Man walks across country for Kiva
By MONICA SPRINGER
By MONICA SPRINGER
When Jonathon Stalls picks up his dog's leash, his dog, Kanoa, gets excited and is ready to go for a walk.
The two have been walking a lot lately. Stalls and Kanoa are walking across the country in support of a nonprofit organization called Kiva.
They started walking in Delaware in March and plan to end their walk in San Francisco in November.
Stalls learned about Kiva two years ago while taking a social entrepreneurship class at Metro State College of Denver, where he graduated in 2009.
The almost five-year-old micro-lending organization works like this: People sign up for the organization on its website, kiva.org, and donate money to people who are starting or want to expand their business.

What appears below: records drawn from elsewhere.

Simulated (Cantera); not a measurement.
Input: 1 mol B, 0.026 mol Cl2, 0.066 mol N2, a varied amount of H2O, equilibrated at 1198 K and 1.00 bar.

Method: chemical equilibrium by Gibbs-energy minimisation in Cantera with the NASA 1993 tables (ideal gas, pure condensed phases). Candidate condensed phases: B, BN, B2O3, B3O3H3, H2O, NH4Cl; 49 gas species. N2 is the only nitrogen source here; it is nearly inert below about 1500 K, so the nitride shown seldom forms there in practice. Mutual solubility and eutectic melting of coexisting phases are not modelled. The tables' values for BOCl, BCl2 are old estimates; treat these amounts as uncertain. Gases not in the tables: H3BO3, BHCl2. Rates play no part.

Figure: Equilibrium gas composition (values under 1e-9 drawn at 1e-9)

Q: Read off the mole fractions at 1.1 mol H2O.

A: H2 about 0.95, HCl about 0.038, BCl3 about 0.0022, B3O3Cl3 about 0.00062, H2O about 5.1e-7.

The businesses could be in Kenya, Peru, or the Congo, along with a host of other countries.
Kiva has more than 400,000 people who have loaned more than $146 million to entrepreneurs around the world. And Stalls said that Kiva has a 98 percent repayment rate within 10 months of a loan. That means if a person loans $25 to an entrepreneur, the entrepreneur will pay them back $25 within 10 months, which allows for the person to either keep the money or make another loan.
Kiva is keeping its users updated on Stalls' progress through its blog at http://www.kiva.org/blog.
Stalls said he's enjoying walking across the country and has particularly enjoyed West Virginia, the Chesapeake Bay near Annapolis, Md., and Katy Trail in Missouri.
Stalls walks with Kanoa, a 2 1/2-year-old German Shepherd and Blue Heeler mix that he rescued from a Denver animal shelter.
Stalls said he wanted to walk across the nation with his dog for the companionship so he wouldn't have to walk alone.
Another aspect Stalls said he likes is getting to see the rural side of the country. When he started his walk in March, crops were being planted, and now in the summer he walks along fields that are being harvested.
While he's been walking for 127 days, he and Kanoa have camped in a tent for only nine of those days. Stalls said he meets people along the way that offer him a house that he and his dog can rest in.
In Garden City, he's staying with his cousin, Karen Pitner Luckett.
On his walk, Stalls has encouraged people to join Kiva, and those that have joined because of Stalls have loaned more than $186,000 to entrepreneurs.
He said the organization teaches people from different countries that they can be successful.
"It gives people a sense of pride," Stalls said. "They fight a little harder to get their kids into school and become more active in their community."
Stalls usually walks with Kanoa from 8 a.m. to about 2 p.m. and covers up to 15 miles per day. The pair try to avoid the summer heat in the afternoon, and Stalls puts dog boots on Kanoa's paws so the dog can walk on the hot asphalt or concrete roads.
Stalls also carries a backpack that weighs about 50 pounds and is full of food, water, dog food, clothes and an occasional dog bone, he said.
He spent about a year planning his walk across the nation. He said he likes traveling by himself because he doesn't have to have a definite route plan — in Colorado, for example, he isn't sure yet which way he will travel.
He has traveled through Delaware, Maryland, West Virginia, Pennsylvania, Ohio, Kentucky, Indiana, Illinois, Missouri and Kansas. He will travel through Colorado, Utah, Nevada and California.
Stalls is keeping the public updated on his walk through his website, www.kivawalk.com.